Well, then, you say, at that rate we ourselves possess nothing of God. But indeed we do, and will continue to do so. Only, it is from God that we receive it, and not from ourselves. For we will be even gods, if we deserve to be among those of whom He declared, “I have said, ‘You are gods,’ ” and “God stands in the congregation of the gods.” But this comes of God’s own grace, not from any property in us. For it is He alone who can make gods. (Tertullian, c. 200 CE)
I am of the opinion that the expression, “God will be all in all,” means that He will be “all” in each individual person. Now, He will be “all” in each individual in this way: when everything that one can either feel, understand, or think will be wholly God. This will be when a person has been cleansed from the dregs of every sort of vice, and has every cloud of wickedness completely swept away. . . . It is when God will be the measure and standard of all movements. Thus, God will be “all,” for there will no longer be any distinction of good and evil—for evil will exist nowhere. (Origen, c. 225 CE)
They see that from Christ there began the union of the divine with the human nature. This was so that the human—by communion with the divine—might rise to be divine. This not only happened in Jesus, but also in all those who not only believe, but enter upon the life that Jesus taught. (Origen, c. 248 CE)

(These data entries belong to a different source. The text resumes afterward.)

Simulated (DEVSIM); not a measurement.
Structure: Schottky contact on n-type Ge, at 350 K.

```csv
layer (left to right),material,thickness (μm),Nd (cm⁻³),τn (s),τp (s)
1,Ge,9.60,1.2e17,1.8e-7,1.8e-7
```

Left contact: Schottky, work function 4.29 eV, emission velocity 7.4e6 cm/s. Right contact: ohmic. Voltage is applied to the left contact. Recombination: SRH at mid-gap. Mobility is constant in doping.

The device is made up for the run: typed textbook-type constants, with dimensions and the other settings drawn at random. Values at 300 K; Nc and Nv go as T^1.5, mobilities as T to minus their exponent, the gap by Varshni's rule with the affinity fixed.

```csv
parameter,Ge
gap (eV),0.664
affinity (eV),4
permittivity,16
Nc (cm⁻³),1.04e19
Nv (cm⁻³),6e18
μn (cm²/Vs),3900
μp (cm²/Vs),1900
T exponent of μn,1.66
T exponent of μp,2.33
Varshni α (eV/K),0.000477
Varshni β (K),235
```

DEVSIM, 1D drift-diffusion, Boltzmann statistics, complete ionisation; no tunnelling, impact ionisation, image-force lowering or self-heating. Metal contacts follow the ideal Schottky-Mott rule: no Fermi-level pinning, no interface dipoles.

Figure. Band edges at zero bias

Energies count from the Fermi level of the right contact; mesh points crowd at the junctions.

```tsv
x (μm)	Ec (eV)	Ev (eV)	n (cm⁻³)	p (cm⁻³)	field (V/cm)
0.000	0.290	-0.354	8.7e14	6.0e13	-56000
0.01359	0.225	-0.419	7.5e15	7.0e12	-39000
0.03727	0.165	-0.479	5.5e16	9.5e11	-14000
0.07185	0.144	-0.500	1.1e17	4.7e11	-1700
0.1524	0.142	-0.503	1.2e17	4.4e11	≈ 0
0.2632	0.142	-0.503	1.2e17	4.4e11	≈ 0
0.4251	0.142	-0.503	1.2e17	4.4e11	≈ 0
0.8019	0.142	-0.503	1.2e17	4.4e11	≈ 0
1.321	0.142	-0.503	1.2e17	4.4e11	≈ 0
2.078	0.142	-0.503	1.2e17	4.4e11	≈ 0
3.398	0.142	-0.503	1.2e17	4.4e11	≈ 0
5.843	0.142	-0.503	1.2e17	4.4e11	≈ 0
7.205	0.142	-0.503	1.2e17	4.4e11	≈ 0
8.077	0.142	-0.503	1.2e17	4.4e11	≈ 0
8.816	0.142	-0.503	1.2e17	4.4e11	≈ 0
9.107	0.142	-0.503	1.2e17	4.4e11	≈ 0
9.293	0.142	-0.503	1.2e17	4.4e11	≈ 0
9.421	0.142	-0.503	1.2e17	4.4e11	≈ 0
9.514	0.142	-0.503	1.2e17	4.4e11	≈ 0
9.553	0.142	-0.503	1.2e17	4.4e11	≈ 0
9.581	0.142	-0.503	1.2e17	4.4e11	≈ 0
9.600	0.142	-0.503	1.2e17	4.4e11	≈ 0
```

What Christ is, we Christians will be, if we imitate Christ. (Cyprian, c. 250 CE)
God became human that humans might become divine. (Athanasius, c. 320 CE, On the Incarnation 54.3)
This is a translation of the Greek “Αυτός γαρ ενηνθρώπησεν, ίνα ημείς θεοποιηθώμεν” which literally translates as “For he was humanized in order that we may be deified”. He refers to the “Word of God” in the previous verse, and “we” refers to humans. So you could translate it as “The Word of God was humanized that humanity might be divinized”, or paraphrased very strongly as “God became human that humans might become gods”.
God has made us not only spectators of the power of God, but also participants in his very nature. (Gregory of Nyssa, c. 370 CE)
Since the God who was manifested [in Christ] infused Himself into perishable humanity for this purpose, so that by this communion with Deity humanity might at the same time be deified. It is for this end that, by dispensation of His grace, He disseminates Himself in every believer through that flesh, whose substance comes from bread and wine, blending Himself with the bodies of believers. He does this to secure that, by this union with the immortal, humanity may also be a sharer in incorruption. (Gregory of Nyssa, c. 370 CE)
What has not been assumed [in Christ] has not been healed... So let us seek to be like Christ, because Christ also became like us: to become gods through him since he himself, through us, became human. He took the worst upon himself to make us a gift of the best. (Gregory of Nazianzus, c. 380 CE)
So, in summary we may say: Christ became what we are that we might become what he is. May we all pray for the grace of his Spirit to divinize us that we may be infused and enlightened and transformed by Divine Life, that we may glow white hot with Christ’s Love, just as a white hot iron glows with the heat of the fire it is immersed in.